The Penn State football coaching job just got a little tougher.
Ohio State introduced Urban Meyer, who led the University of Florida to a pair of national championships before taking a one-year hiatus, as its new coach on Monday.
The announcement trumped the season-long rumor - until the Penn State scandal exploded - that Meyer would be succeeding Joe Paterno and had already purchased or leased a home in Boalsburg.
Presumably, he won't keep a membership to the Boalsburg Elks and be commuting to Columbus.
But jokes aside, if Penn State, or at least its former regime, wanted Meyer, it clearly would have been thinking big.
Whether acting athletic director Dave Joyner will aim as high as Graham Spanier and Tim Curley may have been, presumably with Paterno's blessing, we'll see.
This is for sure: There are very few coaches who can deliver the excitement/wow factor of an Urban Meyer.
A short list of those who can would include Jon Gruden, Bill Cowher, Tony Dungy and Nick Saban. Mike Munchak might be another.
The problem is, other than Saban, none of the above have coached or recruited in college programs at all (Cowher, Dungy, Munchak) or lately (Gruden).
It's worth noting that Joyner was part of a small group of university benefactors involved in the hiring of Cael Sanderson as the Nittany Lions' wrestling coach, so the template is there to make a splashy hiring.
That said, while following Paterno may not be as daunting as it once was, based on the scandal, Penn State may find some candidates with cold feet.
It was surprising that a contract extension was confirmed Friday for Miami's Al Golden, a former PSU captain who spent less than one season on the Nits' coaching staff, jumping ship in 2000. Maybe Golden wants no part of it now, or vice versa.
You'd think someone apt to accept this kind of challenge would be someone with ties to the university or partially bleeds blue. But if Penn State feels it needs to distance itself from the past and hire somebody from Alaska, its pool will be pretty small.

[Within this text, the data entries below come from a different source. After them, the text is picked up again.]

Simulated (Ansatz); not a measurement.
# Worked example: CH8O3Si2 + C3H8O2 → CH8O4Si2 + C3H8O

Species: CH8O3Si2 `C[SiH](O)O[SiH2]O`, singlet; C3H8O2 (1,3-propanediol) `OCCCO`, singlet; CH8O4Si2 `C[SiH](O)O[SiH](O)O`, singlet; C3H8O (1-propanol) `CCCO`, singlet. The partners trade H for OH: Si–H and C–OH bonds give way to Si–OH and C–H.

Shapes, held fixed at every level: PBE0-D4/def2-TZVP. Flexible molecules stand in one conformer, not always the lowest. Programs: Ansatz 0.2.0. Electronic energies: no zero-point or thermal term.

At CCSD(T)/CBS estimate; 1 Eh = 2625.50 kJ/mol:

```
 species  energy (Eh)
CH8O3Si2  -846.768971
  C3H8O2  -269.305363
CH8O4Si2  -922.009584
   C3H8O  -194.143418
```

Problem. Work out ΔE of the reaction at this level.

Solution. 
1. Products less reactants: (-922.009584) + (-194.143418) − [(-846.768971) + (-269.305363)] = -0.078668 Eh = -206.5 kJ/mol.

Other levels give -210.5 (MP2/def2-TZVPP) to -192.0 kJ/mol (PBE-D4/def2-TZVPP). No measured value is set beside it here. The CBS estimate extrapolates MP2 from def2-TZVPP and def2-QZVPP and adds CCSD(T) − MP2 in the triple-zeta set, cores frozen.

Most of the names being thrown out - such as Golden, Mississippi State's Dan Mullen, Northwestern's Pat Fitzgerald, Georgia Tech's Paul Johnson, Houston's Kevin Sumlin, etc. - are good coaches, but will they re-energize the sleepy fan base that rebelled against the STEP program to the tune of 10,000 empty seats per game?
The university may be ahead of the game financially - it's going to need to be in the face of potential civil lawsuits - but no one can argue the significant rebuilding job in many areas facing the next coach.
Not to mention suspicion from the Nittany Nation that, knowing these allegations were smoldering, the STEP program was sprung before all heck broke loose.
Between anger that Joe Paterno was treated unfairly, the current pricing structure and general upheaval, some trust needs to be rebuilt.
And what if some candidates start turning the job down? Does Penn State keep interim coach Tom Bradley during this tumultuous period until time helps it swim into calmer waters?
Based on that fact that it was outscored 72-18 by the two great teams it played this year - Alabama and Wisconsin - Penn State could face a long road back to elite status no matter who it hires.
Factor in the job Bret Bielema is doing at Wisconsin, the progress of Mark D'Antonio at Michigan State and Bo Pellini at Nebraska and Michigan's impressive hire of Brady Hoke with Meyer inheriting the sweater vest, and you wonder if Joyner has slept at all.
Whether he's introduced tomorrow, next week or next month, Penn State's new coach will have to be special.
Because this is one special challenge.